Solution for exercise 2 in basic_data_input.ipynb does not demonstrate how to use SelectFiles

Open Shotgunosine opened this issue 7 years ago • 1 comments

The provided solution for exercise 2 in base_data_input.ipynb is as follows:

from nipype import SelectFiles, Node

# String template with {}-based strings
templates = {'anat': 'sub-01/ses-*/anat/sub-01_ses-*_T1w.nii.gz'}
             
# Create SelectFiles node
sf = Node(SelectFiles(templates),
          name='selectfiles')

# Location of the dataset folder
sf.inputs.base_directory = '/data/ds000114'

#sf.inputs.ses_name = 

sf.run().outputs

In particular the template line is not using the string formatting feature of SelectFiles at all. It seems like the SelectFiles interface differs from the DataGrabber interface in that it doesn't expand lists in its inputs automatically. It may be that SelectFiles is just busted, but the only way I could get SelectFiles to accept an iterable input was to wrap it in a MapNode like this:

from nipype import MapNode
template = {'anat': 'sub-{subject_id:02d}/ses-{ses_name}/anat/*_T1w.nii.gz'}

sf = MapNode(SelectFiles(template, 
                 force_lists=True,
                 base_directory='/data/ds000114/'),
             iterfield=['subject_id', 'ses_name'],
             name='select_files')
sf.inputs.subject_id = [1, 1]
sf.inputs.ses_name = ['test', 'retest']

sf_res = sf.run()
sf_res.outputs

This seems like kind of a crappy solution though, because if you want to get more than one subject you're typing out:

sf.inputs.subject_id = [1, 1, 2, 2]
sf.inputs.ses_name = ['test', 'retest', 'test', 'retest']

Alternatively, there is a solution using iterables and a JoinNode, but it's pretty ugly and completely specific to the case of just grabbing anats:

# write your solution here

from nipype import JoinNode, Node, Workflow, Function
template = {'anat': 'sub-{subject_id:02d}/ses-{ses_name}/anat/*_T1w.nii.gz'}

sf = Node(SelectFiles(template, 
                 force_lists=True,
                 base_directory='/data/ds000114/'),
             name='select_files')
sf.iterables = [('subject_id', (1,2)),
                ('ses_name', ('test', 'retest'))]
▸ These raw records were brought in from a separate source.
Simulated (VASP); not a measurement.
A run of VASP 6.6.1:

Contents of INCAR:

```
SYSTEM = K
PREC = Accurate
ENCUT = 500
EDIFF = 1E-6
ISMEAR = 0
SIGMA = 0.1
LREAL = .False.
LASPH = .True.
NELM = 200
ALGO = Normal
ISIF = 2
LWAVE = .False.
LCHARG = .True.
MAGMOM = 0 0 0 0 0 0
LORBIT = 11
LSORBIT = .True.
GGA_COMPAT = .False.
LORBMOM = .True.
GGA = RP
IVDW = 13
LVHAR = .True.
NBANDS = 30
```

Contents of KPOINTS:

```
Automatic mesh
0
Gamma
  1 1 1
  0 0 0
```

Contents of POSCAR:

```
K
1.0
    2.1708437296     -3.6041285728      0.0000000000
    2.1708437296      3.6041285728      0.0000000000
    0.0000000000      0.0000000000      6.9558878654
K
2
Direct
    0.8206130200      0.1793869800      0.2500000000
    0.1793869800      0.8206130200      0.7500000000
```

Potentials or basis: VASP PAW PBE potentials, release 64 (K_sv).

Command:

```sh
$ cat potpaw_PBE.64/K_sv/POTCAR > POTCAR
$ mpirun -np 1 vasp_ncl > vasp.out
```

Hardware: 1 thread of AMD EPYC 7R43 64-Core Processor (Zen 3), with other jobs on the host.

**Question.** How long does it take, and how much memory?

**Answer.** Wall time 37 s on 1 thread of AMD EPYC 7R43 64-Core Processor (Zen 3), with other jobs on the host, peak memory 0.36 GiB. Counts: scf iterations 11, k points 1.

combine = lambda anat:list(anat)
jn = JoinNode(Function(input_names=['anat'],
                       output_names=['anat'],
                       function=combine),
              name='join_anat',
              joinsource=sf,
              joinfield='anat'
             )

def unpack_list(x):
    out_list = []
    for xx in x:
        out_list.extend(xx)
    return out_list

un = Node(Function(input_names=['x'],
                   output_names=['anat'],
                   function=unpack_list),
         name='unpack_anat')
wfsf = Workflow('sf_iterable', base_dir='/output/working_dir/')
wfsf.connect([(sf, jn, [('anat', 'anat')]),
              (jn, un, [('anat', 'x')])])
sf_res = wfsf.run()
print([nn.result.outputs for nn in list(sf_res.nodes) if nn.name == 'unpack_anat'])

So my question is, what's going on here? I feel like I must be misunderstanding how to use SelectFiles.

Also, the tutorial should maybe point out the potential bug in which you specify base_dir inside the SelectFiles definition instead of base_directory.

Oct 03 '18 21:10 Shotgunosine

Hi @Shotgunosine - That's a very good question! My intuition was to either use a MapNode or to have a node with iterables that feeds the input from a list individually to the node.

But I think there's even a simpler solution to this: I think SelectFiles comes already with iterables functionality, without using MapNode. An example of this can be found here. But to be honest, I wasn't able to recreate this behavior in a standalone script. Do you have any luck?

There's also another approach shown here but I'm not sure if this is from an older version, as it doesn't work for me anymore.

Oct 04 '18 17:10 miykael